However, Draogn online gets around some of these problems. Like Ari says, there isn't a page count so it's OK for a piece of fiction to be however long it needs to be without stealing space from "more worthy" articles, which makes the "no fiction" crowd happier. And because we get things piecemeal over the course of a month and web subscription makes access to older articles easier, we may see mini-serials and sequels of popular stories appear - all of which gives the fiction crowd more of what they want, which makes them happier.
 

(No offense to Ari intended by any of this. These opinions predate him being in the industry, much less selling this short story to Dragon.)

There's been about a half dozen short stories I've liked seeing in Dragon over the years. The majority of them featured Niall of the Far Travels, so that should date them pretty well.

There are other better markets for new writers to break in. Dragon has never been remotely professional (IMO) in their fiction standards: They either print stuff that's written by buddies of theirs, or they print stuff by established pros like George R. R. Martin. While the latter is great, the former is sort of a crock: We either end up with stuff that would have survived a more professional vetting process (and could have thus gone through one just fine) or would never have seen the light of day in a professional magazine (and thus are wasted space).

If they want to print fiction, be serious about it. Don't make it a freebie give-away to guys who also create articles and adventures for their magazines. The skill set doesn't automatically translate. Becoming a real publisher of fiction means a huge slush pile and a lot of work for what I suspect isn't a lot of reward in terms of making readers happy.

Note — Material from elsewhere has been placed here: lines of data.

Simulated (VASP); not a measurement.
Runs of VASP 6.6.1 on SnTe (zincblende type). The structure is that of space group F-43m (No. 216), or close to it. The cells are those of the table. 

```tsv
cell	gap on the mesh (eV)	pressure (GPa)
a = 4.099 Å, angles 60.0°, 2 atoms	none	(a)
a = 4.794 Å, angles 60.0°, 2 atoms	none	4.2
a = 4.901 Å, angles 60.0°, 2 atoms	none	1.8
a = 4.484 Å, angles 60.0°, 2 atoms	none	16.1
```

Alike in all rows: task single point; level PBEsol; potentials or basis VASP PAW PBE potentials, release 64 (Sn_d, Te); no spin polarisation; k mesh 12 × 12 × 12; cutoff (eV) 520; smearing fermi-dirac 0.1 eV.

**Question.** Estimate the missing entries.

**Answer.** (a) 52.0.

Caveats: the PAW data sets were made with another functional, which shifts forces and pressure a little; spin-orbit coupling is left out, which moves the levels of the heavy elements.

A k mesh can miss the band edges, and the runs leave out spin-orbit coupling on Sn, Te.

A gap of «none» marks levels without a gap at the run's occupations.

Dragon fiction fans should just start reading Realms of Fantasy -- sold in the same rack as Dragon used to be in many stores, in fact -- and Dragon should leave fiction to the magazines that are going to devote themselves to it, instead of just dabble.
 

I don't like fantasy fiction in general and I do my best to avoid it. Dragon magazine has never been a very good showcase for fantasy writing talent, outside of rare contributions from authors who genuinely try to lead fantasy fiction out of the dime pulp pit it has decades dug itself into. I would have voted that fiction in Dragon sends me into a "berserker furry", but on serious introspection I have never wanted to dress up as an animal while angry, so I can only honestly claim that it annoys me.
 

I voted yes, but I'd have liked an option that said "yes, but only if it does not reduce the page count for gaming material". I like being introduced to new authors, so a short story is a good idea from my perspective. However, if that reduces the amount of "gaming content", then I would vote no.
 

Whizbang Dustyboots said:
(No offense to Ari intended by any of this. These opinions predate him being in the industry, much less selling this short story to Dragon.)

None taken at all.

I do, however, want to address one aspect of your post.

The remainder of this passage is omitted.